Thursday afternoon is Randy McPeck’s one-on-one teaching time, when his little building resonates with the distinct hum of the instrument that in recent years has become his livelihood: The accordion.
McPeck knows and loves the instrument. Aside from playing it and giving lessons, he collects, repairs and sells the contraptions. It started as a side project about a decade ago, but turned into his main source of income during the last couple years when the jewelry business he runs in the same location started slowing down.
"Unfortunately with the economy, the luxury items have taken a hit," said McPeck, who started making custom jewelry in 1974 and bought the historic White Castle building 16 years ago, after it was moved from Northeast Minneapolis. "But the accordions are strong. People aren’t going to give up their music."
Rediscovering the squeezebox
McPeck, 56, did give up his music — on the accordion, anyway — for many years.
He learned how to play the instrument in grade school, when he was about eight. But by the time he was 12, a different kind of music caught his attention.
"Then rock and roll hit and I was interested in girls," he said. "Playing the accordion wasn’t too cool. I picked up electric guitar. That was the thing to do."
As McPeck spent his adolescence playing in a basement rock and roll band and chasing girls, the accordion got put away. It didn’t resurface until 15 years ago, when McPeck started following a Twin Cities group called the Rockin’ Pinecones, which featured Dan "Daddy Squeeze" on the accordion.

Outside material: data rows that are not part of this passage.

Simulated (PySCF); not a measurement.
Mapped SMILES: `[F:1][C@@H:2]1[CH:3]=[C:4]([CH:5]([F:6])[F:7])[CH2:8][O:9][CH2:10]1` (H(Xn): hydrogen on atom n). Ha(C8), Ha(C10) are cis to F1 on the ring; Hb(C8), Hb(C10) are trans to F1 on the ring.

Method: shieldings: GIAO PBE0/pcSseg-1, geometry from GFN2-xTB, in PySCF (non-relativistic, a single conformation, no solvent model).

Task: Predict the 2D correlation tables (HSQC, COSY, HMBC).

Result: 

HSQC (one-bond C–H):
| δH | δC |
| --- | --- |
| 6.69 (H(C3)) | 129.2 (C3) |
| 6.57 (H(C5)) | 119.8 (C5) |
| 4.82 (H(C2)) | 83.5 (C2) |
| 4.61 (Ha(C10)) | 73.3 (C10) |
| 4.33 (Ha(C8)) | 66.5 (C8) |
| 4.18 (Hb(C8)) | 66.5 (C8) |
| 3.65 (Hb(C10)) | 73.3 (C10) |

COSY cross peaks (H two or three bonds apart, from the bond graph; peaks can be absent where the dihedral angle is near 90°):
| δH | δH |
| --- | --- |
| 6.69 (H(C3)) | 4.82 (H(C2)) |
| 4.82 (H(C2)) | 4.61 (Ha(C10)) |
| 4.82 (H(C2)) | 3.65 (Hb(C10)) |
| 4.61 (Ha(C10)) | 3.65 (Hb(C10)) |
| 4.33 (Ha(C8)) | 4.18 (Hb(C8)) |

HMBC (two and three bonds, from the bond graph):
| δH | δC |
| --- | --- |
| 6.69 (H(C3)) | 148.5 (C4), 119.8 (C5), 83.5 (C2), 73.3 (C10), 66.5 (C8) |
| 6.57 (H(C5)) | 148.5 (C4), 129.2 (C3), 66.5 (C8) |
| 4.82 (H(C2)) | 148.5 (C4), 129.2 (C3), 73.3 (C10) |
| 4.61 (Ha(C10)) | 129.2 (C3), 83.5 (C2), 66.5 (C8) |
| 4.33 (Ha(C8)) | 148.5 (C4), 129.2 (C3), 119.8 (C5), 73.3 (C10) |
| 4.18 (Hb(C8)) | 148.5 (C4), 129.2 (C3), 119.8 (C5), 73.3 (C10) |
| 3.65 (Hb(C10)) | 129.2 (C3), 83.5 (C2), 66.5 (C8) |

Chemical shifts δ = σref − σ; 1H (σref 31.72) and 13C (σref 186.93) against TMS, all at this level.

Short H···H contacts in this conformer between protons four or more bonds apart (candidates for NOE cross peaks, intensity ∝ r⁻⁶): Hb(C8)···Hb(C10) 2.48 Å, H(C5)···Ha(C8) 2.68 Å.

McPeck started playing the instrument again and soon began looking for other accordions. It wasn’t long before he had amassed a sizeable collection and started tinkering.
"It was a hobby," he said. "And I had this back room that I really wasn’t using. And I had quite a collection of accordions already because I just couldn’t help myself. Not that I was in business or anything, there just wasn’t an accordion I didn’t like."
He put up some shelves and soon, he was in business — taking in used accordions and refurbishing them, buying and selling new ones and eventually giving lessons. Castle Accordion was born.
Today he’s got about 200 accordions crammed in his shop. They range in age from new to more than 100 years old and the ones up for sale range in price from $300 to about $4,000. McPeck has a personal collection of about 20.
Castle Accordion has a strong local following, but McPeck said he’s had customers from throughout the U.S. and beyond. In early March he was working on a vintage accordion sent from a man in Texas. His furthest sale was to a customer in Iceland.
For years, McPeck crisscrossed the nation in a big yellow bus selling loads of accordions at conventions. He attends those events, but he parked the bus in recent years because of gas prices.
Accordion repair shops are hard to come by, McPeck said, and parts don’t match up to serial numbers as they do with other items, such as cars. Custom work and scavenging parts from other accordions is the norm. But McPeck said he never realized how many people were willing to pay for such work.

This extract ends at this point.